Straight questions don’t always elicit straight answers, so the security leaders grappling to keep their security metrics programs on track can at least take some crumbs of comfort from that.
That’s because generating security metrics is hard; much harder than it looks and much harder than it should be. Large enterprises especially have highly complex, ever changing infrastructure, people, processes and applications. Their teams are overloaded with the manual work required to produce up-to-date security metrics for the wide range of stakeholders who need them – spending up to one-third of their total time producing metrics reports, according to our recent research.
But security metrics are also extremely important – they lie at the center of any effective security program.
Why metrics are so important
Ultimately, security metrics are the objective measurements that answer key questions about how well the organization reduces or mitigates risk, which is the primary purpose of employing controls. Executed well, these metrics give enterprises a stronger security posture by ensuring a control failure doesn’t become a security incident.
Security metrics are in high demand. Why?

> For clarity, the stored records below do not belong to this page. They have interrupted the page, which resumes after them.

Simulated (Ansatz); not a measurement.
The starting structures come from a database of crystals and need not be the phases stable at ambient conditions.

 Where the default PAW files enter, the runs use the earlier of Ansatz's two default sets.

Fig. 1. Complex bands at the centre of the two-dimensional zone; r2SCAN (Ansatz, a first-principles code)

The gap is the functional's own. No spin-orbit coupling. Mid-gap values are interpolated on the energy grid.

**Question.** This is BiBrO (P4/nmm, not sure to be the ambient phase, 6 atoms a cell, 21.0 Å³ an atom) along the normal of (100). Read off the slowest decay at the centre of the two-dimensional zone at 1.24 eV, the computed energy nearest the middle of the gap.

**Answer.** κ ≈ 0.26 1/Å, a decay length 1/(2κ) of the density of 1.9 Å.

- More accountability to stakeholders. Infosec is a top boardroom concern among business executives who need to manage risk and know everything is being done to prevent data breaches and avoid falling foul of regulations. Likewise, shareholders, staff, partners, customers and – of course – regulators also have a need to understand security to varying extents
- An unbeatable aid to decision making. Security metrics are critical to short and long-term decision making. From spotting process failures and gaps in controls coverage, to substantiating strategic technology investments.
- Performance management. If you can’t measure it, you can’t manage it – right? Especially when it comes to quantitative data. The security team has KPIs just like everyone else, and metrics are essential to tracking their performance and demonstrating their impact in a domain where no news is good news.
Why CISOs are constrained from delivering metrics at scale
The size of the security metrics challenge should not be underestimated, and CISOs are finding it difficult.
We know that the range of threat scenarios creates an enhanced need for security metrics from within organizations. We also know that external regulators – simply through the execution of their responsibilities – are placing additional stress onto already overstretched resources.
Regulators want metrics as proof of compliance with their legislated standards. Such requests are coming at increased frequency and urgency. For example, the Singapore financial regulator’s Cyber Hygiene Notice requires firms under its jurisdiction to give a continuous, 360-degree view of every asset across multiple controls.
Regulations like SHIELD, CCPA and GDPR require organizations to protect systems holding sensitive data such as PII. To demonstrate compliance, organizations have to identify assets that host PII and ensure the right controls are deployed and performing as expected. Organizations with immature security metrics programs would struggle to address requests like these. Make no mistake, this is a very big deal – regulators have been showing their teeth in the last 12 months, dishing out record multimillion-dollar fines to the likes of Equifax, British Airways and Marriott.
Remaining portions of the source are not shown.